Pretty Lady just received the unwelcome reminder, courtesy of a client of hers, that Valentine's Day is almost upon us. This particular client has been known to Get Fresh, and Pretty Lady was forced to cut him down pretty sharply. She has never been a big fan of this 'holiday,' corporate construction as it is; she once drew a comic entitled "The Evil of Valentine's Day" which was published in an obscure 'zine called 'theoryslut', back in the mid-nineties, and her opinions have not significantly altered since.
However. It occurred to her that this is an unproductive attitude. Valentine's Day is not inherently or exclusively evil; it is, like most things, what one makes of it. Pretty Lady was then going to make a large and glorious Valentine, which she intended to distribute impartially to everyone in the world, via the Internet. But this plan was dashed when the grocery store proved to sell only the most inferior sort of paper doilies.
So instead, Pretty Lady has decided to wax nostalgic, and present you with her personal recipes for her ten best dates ever, more or less. It is to be hoped that you will then be inspired to share such blissful occasions with your own personal sweetie, and Pretty Lady will sleep in peace, knowing that she has not heaped another whopping dose of negative karma upon this benighted holiday.
10. The Valencia junk-shop troll.
Ingredients: Valencia Street between 24th and 16th.
Start at 24th; peruse every antique, thrift, junk and used bookstore until 16th. Discuss which items of exotic furniture would be appropriate for the theoretical industrial loft warehouse you intend to occupy, in the uncertain future. Conclude with tapas at Picaro's.
9. The all-night avant-garde film dialogue.
Ingredients: Two-dollar balcony seats for pretentious film at Hogg Auditorium; skateboard; all-night coffee shop.

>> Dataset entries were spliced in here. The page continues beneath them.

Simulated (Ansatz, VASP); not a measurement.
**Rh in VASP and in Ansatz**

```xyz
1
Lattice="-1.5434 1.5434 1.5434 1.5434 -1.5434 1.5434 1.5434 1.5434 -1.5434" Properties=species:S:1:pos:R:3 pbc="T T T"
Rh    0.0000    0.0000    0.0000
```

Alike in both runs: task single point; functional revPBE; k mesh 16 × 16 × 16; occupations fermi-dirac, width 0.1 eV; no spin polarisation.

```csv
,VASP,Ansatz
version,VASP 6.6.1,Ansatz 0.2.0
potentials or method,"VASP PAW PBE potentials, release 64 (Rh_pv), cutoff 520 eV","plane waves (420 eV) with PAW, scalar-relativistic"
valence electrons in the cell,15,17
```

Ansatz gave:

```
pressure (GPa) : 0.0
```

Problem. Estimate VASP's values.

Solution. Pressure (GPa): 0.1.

Make sure you get the front row balcony seats, so you can prop your feet on the ledge and watch the bats fly around. After the film, skate downtown and order a bottomless cup of decaf and cheese fries to share. Argue about esoteric philosophy until 3 AM.
8. The Manhattan Jazz Standard.
Ingredients: Round corner table by the piano at Small's; one bottle Booker's.
Be sure to consume the Booker's at a rate wherein the experience of the jazz is slowly, gracefully heightened, not brutally obliterated.
7. Manhattan: The Works.
Ingredients: Whoa, nelly.
Start with Ethiopian food at that place in the Village which is below sidewalk level. Get a carafe of honey wine to share. Move along to that bar in the Village which has couches facing the sidewalk; have a Manhattan or two. Take a cab to the Algonquin, and have a couple of apple martinis while hammering out the plot and cast of a screenplay entitled "Drunken Angel." Take a cab to Chelsea and visit an impossibly hip club, just so you can say you did. Leave after half an hour, because that last bit was really Too Much.
6. Tahoe ski weekend.
Ingredients: Two weekend lift passes to Heavenly Ski Area; reservations at the Lazy S; cooler full of goat cheese, caviar and Jim Beam.
Drive three hours, get onto the slopes even though there's not really enough light left in the day, return to motel, consume goat cheese, caviar and Jim Beam, swap massages. In the morning, enormous breakfast at Denny's, ski blue slopes until dark, go for cheese fondue. Repeat the next day; drive back to San Francisco and collapse. It is very important that this be undertaken without much premeditation.
5. The New York winter unemployment special.
Ingredients: two bicycles, motley and faintly ridiculous warm winter garments, one trans-East-River bridge (Brooklyn and W-burg most aesthetic.)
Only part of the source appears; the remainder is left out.